Siena
I grew up within walking distance of Siena’s old campus basketball arena—the one they played in until 1995, when they permanently moved the games to the big arena in downtown Albany—and when the weather was nice we would sometimes walk, since the parking lot was absurdly small for the 3000 people they always packed into that tiny place.
I have seen unbelievable highs with this team—Marc Brown scoring 32 as we won as a #14 seed in 1989, our first NCAA appearance; making the tourney three straight times, 2008-2010; taking #1 Louisville to the wire in the second round in 2009, surely our best team ever.

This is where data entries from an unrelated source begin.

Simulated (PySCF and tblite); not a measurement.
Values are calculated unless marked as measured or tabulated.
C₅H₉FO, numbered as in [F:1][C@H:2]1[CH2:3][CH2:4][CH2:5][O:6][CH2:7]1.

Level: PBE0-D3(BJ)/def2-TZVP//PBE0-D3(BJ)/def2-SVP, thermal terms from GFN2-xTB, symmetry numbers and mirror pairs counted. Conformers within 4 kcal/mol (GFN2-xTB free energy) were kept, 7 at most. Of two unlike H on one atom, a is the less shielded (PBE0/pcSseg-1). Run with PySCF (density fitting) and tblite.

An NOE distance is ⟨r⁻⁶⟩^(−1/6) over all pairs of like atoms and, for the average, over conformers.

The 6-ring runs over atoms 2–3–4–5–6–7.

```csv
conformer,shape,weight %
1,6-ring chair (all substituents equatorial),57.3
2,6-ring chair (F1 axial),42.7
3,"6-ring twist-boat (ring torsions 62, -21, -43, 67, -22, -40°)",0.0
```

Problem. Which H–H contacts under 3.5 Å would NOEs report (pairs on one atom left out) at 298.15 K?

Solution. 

And I’ve seen miserable lows—losing in the first round of the conference tournament as the #1 seed in 1988; watching the team fall apart multiple times as great coach after great coach left for bigger schools. Deane to Marquette. Hewitt to Georgia Tech. Orr to Seton Hall. McCaffrey to Iowa. It’s just how it goes in the mid-majors. And almost certainly how it’s going to go when Gerry Mac leaves for Syracuse.
I’ve seen us absolutely smoke power conference teams in the first round of the tourney (Vanderbilt, 2008). And I’ve seen us get absolutely smoked in the first round (Arkansas, 1998).
But I’ve never seen anything like today.
It really felt like we had them. Duke. We had them. Five MAAC starters go the whole 40 and take down Duke. It was right there. I was pacing around my living room the entire game, but it was as much giddy as nervous. I was sane enough to live blog. We had them.
Utterly outplayed them in the first half. Not Hung In There. Not Battled. Just Absolutely Blew Them Out Of The Gym. A buddy texted me, “why do we look like an ACC team right now?” This wasn’t even a good Siena team. A mediocre conference season. Zero quality non-conference wins. No depth. It was impossible to watch that first half and reconcile it with Duke losing just 1 ACC game this year, and Siena losing 7 MAAC games.
Played considerably worse in the 2nd half, but still good enough to win. It wasn’t the classic low-seed-falls-apart second half. Part of that was the double-digit halftime cushion; part of it was that we stemmed the original Duke run in the second half, and the second one, rebuilding most of the halftime lead twice.
No, we just went cold on open looks and made a few dumb errors and Duke played pretty darn good for the last seven minutes. But a roll here or a call there and we pull it out. Damn.
You can play “what if” a million ways with these games, but two stand out for me. What if we don’t miss two consecutive dunks that would have put us up 15 with 17 minutes to go, instead of giving Duke a dunk that cuts it to 11? And what if Doty doesn’t twist his ankle on that loose ball rundown with 7 minutes left?
There’s an alternative timeline where enough goes right and it becomes the most famous game in tournament history. You can even see it if you squint hard enough. I certainly can. The team racing around the court. Duke sulking away. A media circus for the next two days. Gerry Mac doing four thousand interviews. It will surely all play out as I fall asleep tonight.
But no. The merry-go-round stops here. A single news cycle in the tournament. A late sentence in the stories about Gerry Mac when he eventually wins a title at Syracuse. And a second half I’ll think about repeatedly, for the rest of my life.
And ugh. Duke. It had to be Duke.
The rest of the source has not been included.